Search code examples
javajls

What does "text" in JLS 3.1 Unicode refer to?


Section 3.1 Unicode of the JLS states:

The Java programming language represents text in sequences of 16-bit code units, using the UTF-16 encoding.

What does "text" refer to?

I'm wondering if it refers to

  • content stored in String objects?
  • the source code as a whole which is passed to the compiler, meaning that this is an instruction for the compiler that the first thing it has to do is to convert the source code internally to UTF-16 before processing it further?

Solution

  • That particular sentence is referring to how text data is represented by Java programs; i.e. String and related types.

    However, one needs to be careful about reading too much into this.

    1. What it really means is that text data is modeled as a sequence of UTF-16 code points. And it is really about how the JLS deals with those aspects of the Java language relate to text handling; i.e. how String literals are modeled. The JLS itself doesn't specify the String API. That is specified by the javadocs: a separate document. In reality, the JLS only specifies (or implies) that strings have certain properties.

    2. It is no longer literally correct that Java String objects are represented as UTF-16. Since Java 9 the String class uses a hybrid representation for string values. Strings are now internally represented using a byte[] rather than a char[]. If a string consists solely of LATIN-1 code-points, it is encoded with one byte per code-unit. If the string contains any code-units outside of the LATIN-1 range, it is encoded in UTF-16.

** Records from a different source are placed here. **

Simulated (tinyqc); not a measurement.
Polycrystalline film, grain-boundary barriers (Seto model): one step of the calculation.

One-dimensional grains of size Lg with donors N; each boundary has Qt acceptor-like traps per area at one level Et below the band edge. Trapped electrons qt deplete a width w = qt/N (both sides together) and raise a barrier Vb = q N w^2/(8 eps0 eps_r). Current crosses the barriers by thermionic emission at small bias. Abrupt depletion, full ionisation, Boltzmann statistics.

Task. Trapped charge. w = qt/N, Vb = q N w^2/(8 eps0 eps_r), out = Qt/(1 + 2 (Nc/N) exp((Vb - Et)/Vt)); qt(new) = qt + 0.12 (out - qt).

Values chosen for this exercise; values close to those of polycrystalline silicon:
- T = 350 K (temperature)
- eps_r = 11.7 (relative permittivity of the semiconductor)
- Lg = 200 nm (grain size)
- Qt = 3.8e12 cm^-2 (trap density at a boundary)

      In short, a String is modeled by the javadocs as both a sequence of UTF-16 code-units and a sequence of Unicode code-points. The internal representation is more complicated.

    3. A Java application can actually choose to model and represent text anyway it wants to; i.e. any way that makes sense for the application. It doesn't have to use String or related classes. (Obviously, if an application chooses not to use String and so on, some things are more complicated. For example, Java's String literal syntax yields only String objects, and many other APIs require String values.)

    If you take those caveats together, the particular sentence we are talking about is best viewed as explanatory rather than prescriptive.


    The Java compiler represents (Java source code) text internally the same way as most other Java program do; i.e. using String and related types. However that is an implementation detail. So long as Unicode in Java source code is supported properly by the compiler, it doesn't matter how it is represented at compile time.

    ("Supported properly" means in accordance with whatever the JLS specifies.)